Friday, January 16, 2009

Just...WOW!

It is dark outside my door. It is also quite cold - 12*F; however, me and mine (the dogs and cat currently) are inside and quite warm. I have never been more thankful for the blessings I have received than today, and I can't give you a solid, concrete reason why today more than any other day previously.

For the first time in many, many months everything is genuinely "working out" the way they are supposed to - good. I have not forgotten The News, or any of you, Dear Readers, and I am struggling trying to keep everything in my home moving forward as well as on-line and at the new job. This "working" thing is causing me some stress on the emotional side because I want to succeed and excel, and, at the same time, I am enjoying it to the point I am almost giddy when I get home from training!

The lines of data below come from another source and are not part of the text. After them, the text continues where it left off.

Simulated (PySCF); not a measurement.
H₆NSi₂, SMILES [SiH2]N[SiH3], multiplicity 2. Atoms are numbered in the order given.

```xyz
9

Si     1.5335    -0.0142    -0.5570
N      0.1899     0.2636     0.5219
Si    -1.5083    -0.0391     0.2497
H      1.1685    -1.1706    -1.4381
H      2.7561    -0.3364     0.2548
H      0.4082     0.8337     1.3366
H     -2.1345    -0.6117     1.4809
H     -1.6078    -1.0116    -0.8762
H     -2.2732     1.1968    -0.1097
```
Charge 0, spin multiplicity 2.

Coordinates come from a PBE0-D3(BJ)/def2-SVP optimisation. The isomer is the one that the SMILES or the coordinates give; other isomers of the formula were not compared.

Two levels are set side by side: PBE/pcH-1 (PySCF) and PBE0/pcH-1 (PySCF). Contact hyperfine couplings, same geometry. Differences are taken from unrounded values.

Each day I have thought of this or that I would like to share with you all on The News, and by the time I get home and relaxed some, there is supper to fix and husbands to amuse and please, and dogs to play with until before I know it the time has arrived for going to bed! I have not had the day fly passed like this in my life, not even at school did this happen! It is wonderful, and, at the same time, it makes me sad because I really would like to share some things with you as well as preserve the day as it progresses and thus ends. Hopefully this will not become a habit: only updating on Fridays or the weekends.

It is my deepest hope that, as the work weeks progress and schedules are developed, I will be able to update daily, or semi-daily.

I have not told anyone at work I blog. I am not ashamed, of course, we all know this, but I do not know these strangers yet, although I believe we all will work together quite well. Plus, the manager is a stickler for "not giving out company information" and since I don't exactly know what is considered "company information" I am quite reluctant to let it out that I blog to them, or tell all of you very much of what is happening at work as far as training is concerned.

Nicknames have not yet presented themselves for my co-workers yet either. Each of them is interesting and as different as night and day from each other. The only thing we have in common for the most part is that we work together, but we also tend to get along quite well and laugh freely with one another. And, to be honest, my supervisors are my favorite people, mostly because I have spoken with them more as my ride gets me to work exceptionally early and it is usually just me and them. I hesitate there is a "bond" forming between us, but there is a familiarity with them I do not quite yet have with the others, except for one woman, a girl compared to me. She is quite sweet and so enthusiastic about life and living in general. She is very refreshing and just plain makes you happy to be around her!

I had forgotten, until today, the freedom being employed gives you. It is as if you have everything and nothing all at the same time. The job is a thankless one, true (call center), but it is necessary in today's society and business world, and, it finally hit me today that this is my job and I can either love it or hate it: I chose to love it.

The consciousness of the decision was actually quite subtle, but once it was made it was quite a serious one and it affected my entire being positively. Energy returned to my body and my mind became more alert, and my shoulders relaxed. It was a fantastic feeling.

So, I will update and I will share with you all, but I must first and foremost take care of this fragile health of mine and try and keep the stubborn streak as much under control as possible. Yeah, right. We'll see how long that lasts! But there is peace for once in a very long time, and I am enjoying it.